Blass, 50, could match those numbers again this year, though he said he’s a little off his best ticket-writing pace. His personal campaign against distracted driving comes as Massachusetts’ governor signaled this week that he would sign a hands-free law that would ban drivers from holding their phones while driving.
What Blass sees in the newly incorporated and relatively small city of Framingham (pop. 68,318) is something drivers can see everywhere these days — at least when they lift their eyes from their mobile phones.
Blass has seen drivers in moving vehicles watching YouTube videos. He’s seen them watching Netflix shows. He’s seen them spooning breakfast cereal from the bowls nestled in their laps while using their knees to steer. He’s seen them shaving and applying makeup in the rearview mirror. He’s seen them reading books propped on steering wheels. He used to see them reading newspapers that way, too, but not so much anymore — there’s an app for that nowadays.
“I’ve had people placing their coffee orders at Starbucks with that app where you can place your order so they can have your coffee ready for you when you get there,” Blass said. “People are just paying less attention to driving and more attention to their personal business.”
The all-time worst, Blass said, was the time he cited a driver who was juggling three devices: He was talking on a mobile phone next to his ear, texting on another mobile phone, and using a computer opened on his lap.
“That was the trifecta that time, that guy,” Blass said in an interview this week. “He earned the fine for that.”
What he mostly sees is more ordinary, and just as risky, forms of acrobatics: drivers’ thumbs flying with texts and emails in moving vehicles. And then lying about it.
No one wants to admit to texting and driving when police pull them over — which, Blass says, may be why highway safety researchers say it’s tricky proving a link between the recent upswing in traffic fatalities and drivers’ widespread use of smartphones. The data are just not there, and even in crashes, it can be difficult to prove a motorist was using his device while driving.
“Simply put, people lie. [If] they’re going to get in an accident, they’re not going to tell you they had their phone out. They’re just going to say, ‘I looked down for a minute,’ ” Blass said. He said drivers will admit to speeding before they’ll confess to texting and driving. “You see everybody doing it. And every car I stop, at least 99 percent say, ‘No officer, I wasn’t texting.’ ”
With a motorcycle, he’s often able to sneak up on drivers more easily than he could with a marked cruiser, and the added height of the bike allows him a good view inside. When he sees drivers texting or using their smartphones and the drivers lie about it, he’ll ask them to show him the last screen on their phones before the traffic stop. He’ll even tell them they don’t have to comply. But most will then back down, admitting they had been on the phone, without having to unlock it. Most of the time, they’ll also get off with nothing more than a warning, which Blass believes can often be enough to bring about compliance. For many drivers, checking the phone — even in a moving vehicle — has just become a bad habit, and a traffic stop can help break it.

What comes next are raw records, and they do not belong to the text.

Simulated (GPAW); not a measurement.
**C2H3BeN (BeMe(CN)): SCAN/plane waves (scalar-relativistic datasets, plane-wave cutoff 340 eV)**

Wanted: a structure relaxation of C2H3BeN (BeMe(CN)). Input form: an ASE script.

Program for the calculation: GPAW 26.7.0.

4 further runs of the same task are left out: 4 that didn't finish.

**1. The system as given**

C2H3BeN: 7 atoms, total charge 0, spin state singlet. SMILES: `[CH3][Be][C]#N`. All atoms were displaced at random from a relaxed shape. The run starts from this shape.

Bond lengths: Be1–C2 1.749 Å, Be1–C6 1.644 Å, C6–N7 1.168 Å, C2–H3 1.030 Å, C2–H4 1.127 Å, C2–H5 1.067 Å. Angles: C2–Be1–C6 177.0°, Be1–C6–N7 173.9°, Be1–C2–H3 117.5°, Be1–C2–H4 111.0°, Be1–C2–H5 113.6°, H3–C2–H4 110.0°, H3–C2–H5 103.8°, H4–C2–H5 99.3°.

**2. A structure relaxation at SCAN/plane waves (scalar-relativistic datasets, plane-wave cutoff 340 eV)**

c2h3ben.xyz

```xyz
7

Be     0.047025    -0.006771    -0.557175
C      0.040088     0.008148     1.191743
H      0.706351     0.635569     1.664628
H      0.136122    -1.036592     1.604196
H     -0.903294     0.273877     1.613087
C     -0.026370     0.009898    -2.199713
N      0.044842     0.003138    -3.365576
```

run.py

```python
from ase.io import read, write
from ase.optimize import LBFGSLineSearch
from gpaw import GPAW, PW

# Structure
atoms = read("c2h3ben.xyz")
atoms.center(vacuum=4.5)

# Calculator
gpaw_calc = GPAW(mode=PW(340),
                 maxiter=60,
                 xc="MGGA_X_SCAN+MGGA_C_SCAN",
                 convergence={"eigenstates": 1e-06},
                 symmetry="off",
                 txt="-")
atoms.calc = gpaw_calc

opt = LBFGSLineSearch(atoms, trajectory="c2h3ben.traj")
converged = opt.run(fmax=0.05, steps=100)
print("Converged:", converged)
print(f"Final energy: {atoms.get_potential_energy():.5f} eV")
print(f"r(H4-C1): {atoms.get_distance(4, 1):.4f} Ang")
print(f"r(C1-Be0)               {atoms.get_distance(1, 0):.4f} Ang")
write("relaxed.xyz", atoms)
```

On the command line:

“A lot of people don’t even realize they’re looking at their phones because it’s such a routine thing,” Blass said.
Under current Massachusetts law, drivers can initiate or receive a telephone call, Blass said. But if you get caught texting or emailing or doing something else that distracts you from driving, you can receive a citation with a $105 fine. It doesn’t carry points on one’s insurance. But Blass said it probably should: Higher fines and insurance surcharges might lead more motorists to challenge their tickets in court, but it also might cut down on distracted driving, he said.
“Being on the street so much, you see these drivers, and how a huge percentage of the operators are definitely doing something,” he said.